Obviously it’s simplified and doesn’t capture the actual nuance of the conversation I had with this person, but yeah, I once got an e-mail like this, explaining to me with Utmost Seriousness that a story featuring a missing child where she isn’t found safe and sound and returned to her parents “didn’t make sense” and that my stubbornness in writing a story with this sad plot was driving my readers away. This reader was quite polite and sincere, but they were adamant: I was making a HUGE mistake writing what I was writing; that I must be “married to” a plan I’d written for the story that I felt compelled to miserably carry out even though it was obvious the story should go a different way, and that the reader was certain my other readers would all feel the same way.
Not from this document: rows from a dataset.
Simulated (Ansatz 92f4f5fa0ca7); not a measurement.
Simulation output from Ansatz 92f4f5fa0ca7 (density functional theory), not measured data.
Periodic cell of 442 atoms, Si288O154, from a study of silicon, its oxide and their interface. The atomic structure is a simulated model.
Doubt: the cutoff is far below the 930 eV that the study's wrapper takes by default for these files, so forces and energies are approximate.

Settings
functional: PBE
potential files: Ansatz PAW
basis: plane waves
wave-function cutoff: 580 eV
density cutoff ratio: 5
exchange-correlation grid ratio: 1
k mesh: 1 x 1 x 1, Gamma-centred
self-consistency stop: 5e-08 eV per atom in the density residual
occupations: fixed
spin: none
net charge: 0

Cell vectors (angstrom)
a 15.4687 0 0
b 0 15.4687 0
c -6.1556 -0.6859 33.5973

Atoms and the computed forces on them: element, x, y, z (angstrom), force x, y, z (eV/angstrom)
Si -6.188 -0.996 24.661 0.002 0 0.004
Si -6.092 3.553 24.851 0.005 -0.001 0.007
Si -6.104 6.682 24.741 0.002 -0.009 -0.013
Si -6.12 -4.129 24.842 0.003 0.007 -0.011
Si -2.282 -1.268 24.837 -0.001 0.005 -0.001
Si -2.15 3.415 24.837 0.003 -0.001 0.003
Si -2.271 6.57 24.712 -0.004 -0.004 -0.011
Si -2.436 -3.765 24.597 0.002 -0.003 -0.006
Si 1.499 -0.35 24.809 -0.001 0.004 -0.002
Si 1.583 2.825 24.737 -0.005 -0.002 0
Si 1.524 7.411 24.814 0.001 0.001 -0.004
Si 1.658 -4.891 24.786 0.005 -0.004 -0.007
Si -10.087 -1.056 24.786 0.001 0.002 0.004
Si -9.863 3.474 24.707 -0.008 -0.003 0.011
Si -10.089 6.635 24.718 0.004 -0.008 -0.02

Furthermore, I was not adhering to the correct way to write stories, was refusing to listen to feedback from readers (which responsible authors really should take into account), and should provide some way of disclosing to readers ahead of time that they’re not going to get what they’re all going to want. (This reader explained to me that they truly felt I should post spoilers of the future story so no one would be harmed by not getting the ending they wanted in the story. They would certainly all be reading to get the plot point they wanted, and I had a responsibility to reveal that it wasn’t going to go that way.)

Obviously I was baffled by this weird entitlement–no, readers don’t get to tell me what I have a responsibility to write!–and I was pretty confused by the suggestion that I owed people full disclosure of future events, not to mention the reader’s belief that I was knowingly writing the story in a way everyone would hate. I’m pretty sure that if I’ve written it to be devastating when characters experience tragedy, I’m doing something right! But on top of that . . . you’re welcome to stop reading any story you’re not enjoying, for any reason!

I sometimes have strong feelings about stories–we all do, right? That’s why we write!–but I’d never dream of e-mailing the author of an ongoing story and telling them what they should be doing with their plot. I’m good at offering feedback when it’s solicited, and I love posting book reviews when I read completed books (some of my reviews are negative), but I can’t say I’ve ever felt entitled to explain to another author that they should be writing a different story than the one they chose to write.

(And if you think an author wrote an awesome story up to one point and then ruined it, or corrupted the story with an element they should have left out, or just wish they would have written it how you would have . . . yeah, that’s what fanfiction is for!)